LA’s Cheap Tissue bill themselves as rough around the edges garage punk, namedropping melodic yet understated groups like Radioactivity. While the general sound isn’t too far off the mark, the band’s take on high energy garage-fueled punk is more brash and spit-shined, showing more in common with acts like The Hives and New York Dolls. There’s more flash and posturing than working class grittiness to the production.
Their self-titled debut runs out 12 songs over 23 minutes without letting up. It’s short, fast, and to the point with driving energy and a rock ‘n’ roll swagger. Lyrics like to use some of those time-tested edgy mannerisms, dropping in words like “ain’t,” “pretty,” and a good amount of innuendo. In 2018, it’s hopefully tongue-in-cheek to sing a song like “Parts” (“She’s got all the parts I need”), but it also raises some questions. It certainly rubs me the wrong way.

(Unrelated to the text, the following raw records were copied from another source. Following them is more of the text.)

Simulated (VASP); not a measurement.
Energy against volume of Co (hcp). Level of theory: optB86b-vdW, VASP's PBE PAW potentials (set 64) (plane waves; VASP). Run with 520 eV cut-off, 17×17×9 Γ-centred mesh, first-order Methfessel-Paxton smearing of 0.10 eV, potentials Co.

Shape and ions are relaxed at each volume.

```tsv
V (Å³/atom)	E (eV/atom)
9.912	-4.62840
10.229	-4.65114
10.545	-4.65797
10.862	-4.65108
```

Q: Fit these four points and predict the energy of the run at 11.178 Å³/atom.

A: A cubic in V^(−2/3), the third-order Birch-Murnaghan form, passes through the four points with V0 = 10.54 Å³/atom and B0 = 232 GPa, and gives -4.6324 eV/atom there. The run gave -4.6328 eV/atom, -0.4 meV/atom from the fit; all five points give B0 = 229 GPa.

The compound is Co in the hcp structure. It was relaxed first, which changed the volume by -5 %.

While “Parts” lowers the overall experience, the record is solid and bursting with positive energy that’s good to keep the party going. “New Promotion” is possibly the album’s most diverse song. Starting with a Ramones-y “woo-oo,” the ‘60s-inspired surf notes and somewhat goofy vocal tradeoffs give it a nice counter rhythm where the melody counteracts with the high-strung tone of the album as a whole.
While I prefer things a little more understated than this, the band do this style well enough that a lot of people will enjoy the album, provided you like your rock ‘n’ roll built on four chords, powerful beats and hip-shaking rhythms, and italicized attitude.